Almost six years ago, the economist Nouriel Roubini wrote a commentary article for his EconoMonitor Web site describing how Giulio Tremonti, Italy’s economy minister, threw a hissy fit when Mr. Roubini suggested that Italy might have problems with its euro membership. And no, I’m not being unfair — read his piece.
In it, Mr. Roubini, who took part in a panel in 2006 in Davos, Switzerland, on the ups and downs of the European monetary union, wrote: “Unlike the other panelists that ignored the topic and spoke instead about all the good things allegedly associated with E.M.U., I took the questions seriously by considering some of the problems and risks faced by E.M.U. and the risks of a breakup, especially for the case of Italy. My remarks caused a stir with Minister Tremonti who interrupted me in the middle of my remarks, went into a temper tantrum and shouted — to the consternation of all participants — to me: ‘Go back to Turkey!’ ”
It was quite something.
What I would say is that this incident exemplified something that was going on all along the march to the eurodebacle. Serious discussion of the risks and possible downsides was simply not allowed. If you were an independent economist expressing even mild concerns about the project, you were labeled an enemy and shut out of the discussion.

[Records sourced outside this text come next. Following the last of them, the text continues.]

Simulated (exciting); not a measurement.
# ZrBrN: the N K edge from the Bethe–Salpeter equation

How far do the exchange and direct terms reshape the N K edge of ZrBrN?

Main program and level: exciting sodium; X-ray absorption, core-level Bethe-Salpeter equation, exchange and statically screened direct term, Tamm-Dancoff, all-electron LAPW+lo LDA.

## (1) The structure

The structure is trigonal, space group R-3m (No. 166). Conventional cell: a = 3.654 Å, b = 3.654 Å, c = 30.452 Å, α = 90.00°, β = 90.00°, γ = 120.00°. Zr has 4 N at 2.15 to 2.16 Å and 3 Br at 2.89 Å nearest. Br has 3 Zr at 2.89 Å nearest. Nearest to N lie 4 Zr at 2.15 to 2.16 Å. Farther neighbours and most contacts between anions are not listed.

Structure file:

In a way, the remarkable thing is that it took until now for disaster to strike.
It’s Not About Welfare States
Whenever a disaster happens, people rush to claim it as vindication for whatever they believed before. And so it is with the euro.
As an aside, the interesting thing about the introduction of the euro from a political point of view is the way it cut across the ideological spectrum. It was hailed by the Wall Street Journal crowd, who saw it as a sort of milestone on the way back to gold, and by many on the British left, who saw it as a way to create an alliance of social democracies. It was criticized by Thatcherites, who wanted to be free to move Britain in an American direction, and by American liberals, who believed in the importance of discretionary monetary and fiscal policy.
But now that the thing is in trouble, people on the right are spinning this as a demonstration that … strong welfare states can’t work.
So, just to say what should be obvious, the countries in trouble are not in any way marked out by having especially generous welfare states. You can use a number of indicators — such as the measure of “social expenditure” from the Organization for Economic Cooperation and Development, which measures (separately and together) both public spending and private spending that is channeled and regulated by public policy, like employer-based health insurance in the United States.
The data shows that Sweden, with the largest social expenditure, is doing just fine. So is Denmark. And Germany, which is the upside of the pulling-apart euro, has a bigger welfare state than the G.I.P.S. (Greece, Ireland, Portugal and Spain).
Not that the facts will convince anyone on the right, but the blame-the-welfare-state meme is nonsense.
Truthout has licensed this content. It may not be reproduced by any other source and is not covered by our Creative Commons license.
Paul Krugman joined The New York Times in 1999 as a columnist on the Op-Ed page and continues as a professor of economics and international affairs at Princeton University. He was awarded the Nobel in economic science in 2008.
Mr Krugman is the author or editor of 20 books and more than 200 papers in professional journals and edited volumes, including “The Return of Depression Economics” (2008) and “The Conscience of a Liberal” (2007). Copyright 2011 The New York Times.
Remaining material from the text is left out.